Pulled Pork Tacos with Mango Salsa
Prep Time: 15 Mins
Cook Time: 6 hours 30 mins
Total Time: 6 hours 45 mins (+ 15 mins chilling time)
Serves: 6 with leftovers
- 1 tbsp packed brown sugar
- 4 tsp ancho chili powder
- 2 tsp salt
- 1 tsp each paprika and ground cumin
- 1/2 tsp each garlic powder, onion powder and dried oregano
- 1/4 tsp cayenne pepper
- Pinch ground cinnamon
- 5 1/2 to 6 lb bone-in pork shoulder or butt roast, excess fat trimmed
- 1 cup smoky barbecue sauce
- 1/2 cup sodium-reduced chicken broth
- 2 tbsp tomato paste
- 1 tbsp apple cider vinegar
- 4 cloves garlic, minced
- 2 ripe mangoes, peeled, pitted and diced
- 1/3 cup diced red pepper
- 1/4 cup diced red onion
- 1 jalapeño pepper, seeded and diced
- 2 tbsp finely chopped fresh cilantro
- 1/2 tsp lime zest
- 3 tbsp lime juice
- 1 tbsp olive oil
- 1 tsp honey
- 1/2 tsp salt
- 1/4 tsp ground cumin
- 12 corn tortillas, warmed
- 1 ripe large avocado, halved, pitted and thinly sliced
- 6 radishes, thinly sliced
- 1/3 cup finely crumbed feta cheese
- Lime wedges, for serving
1. Pulled Pork: Stir together brown sugar, chili powder, salt, paprika, cumin, garlic powder, onion powder, oregano, cayenne and cinnamon. Pat pork roast dry with paper towel and coat with spice mixture; place in CRUX Slow Cooker. Stir together barbecue sauce, broth, tomato paste, vinegar and garlic; pour over roast. Cover and cook on High for 6 to 8 hours or until very tender.
2. Remove pork from slow cooker; let stand for 15 minutes. Skim off fat from cooking liquid. Shred pork with 2 forks; return to slow cooker and toss with cooking liquid. Set to Low; cook for 30 minutes.

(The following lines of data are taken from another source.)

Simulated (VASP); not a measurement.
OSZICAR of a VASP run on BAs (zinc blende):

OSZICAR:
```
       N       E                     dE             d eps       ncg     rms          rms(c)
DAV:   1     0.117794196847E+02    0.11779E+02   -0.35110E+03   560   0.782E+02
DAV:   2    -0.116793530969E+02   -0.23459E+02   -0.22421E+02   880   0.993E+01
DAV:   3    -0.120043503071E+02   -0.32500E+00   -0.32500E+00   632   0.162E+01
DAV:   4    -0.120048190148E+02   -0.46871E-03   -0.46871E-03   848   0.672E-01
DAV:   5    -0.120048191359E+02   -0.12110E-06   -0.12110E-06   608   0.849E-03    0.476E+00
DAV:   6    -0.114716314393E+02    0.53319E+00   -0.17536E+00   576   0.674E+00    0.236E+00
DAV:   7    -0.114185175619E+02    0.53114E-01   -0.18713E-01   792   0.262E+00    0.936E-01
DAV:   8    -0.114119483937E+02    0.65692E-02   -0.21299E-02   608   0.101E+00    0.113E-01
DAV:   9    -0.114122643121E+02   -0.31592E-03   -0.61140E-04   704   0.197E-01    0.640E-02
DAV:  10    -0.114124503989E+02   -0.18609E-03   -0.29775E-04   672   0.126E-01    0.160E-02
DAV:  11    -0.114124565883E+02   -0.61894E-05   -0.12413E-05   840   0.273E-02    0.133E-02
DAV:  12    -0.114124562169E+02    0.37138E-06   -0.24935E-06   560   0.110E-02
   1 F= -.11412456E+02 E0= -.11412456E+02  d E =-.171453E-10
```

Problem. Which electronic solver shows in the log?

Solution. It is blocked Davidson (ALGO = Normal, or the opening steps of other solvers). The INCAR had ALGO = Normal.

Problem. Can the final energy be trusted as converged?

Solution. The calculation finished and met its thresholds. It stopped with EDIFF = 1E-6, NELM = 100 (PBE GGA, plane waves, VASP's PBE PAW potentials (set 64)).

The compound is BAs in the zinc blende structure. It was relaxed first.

3. Mango Salsa: Stir together mangoes, red pepper, red onion, jalapeño, cilantro, lime zest, lime juice, olive oil, honey, salt and cumin. Refrigerate for about 15 minutes or until chilled.
4. Assembly: Place 1/3 cup pulled pork onto each tortilla. Top with avocado, radishes, salsa and feta. Serve with lime wedges.
- Substitute mangoes for pineapple or papaya if desired.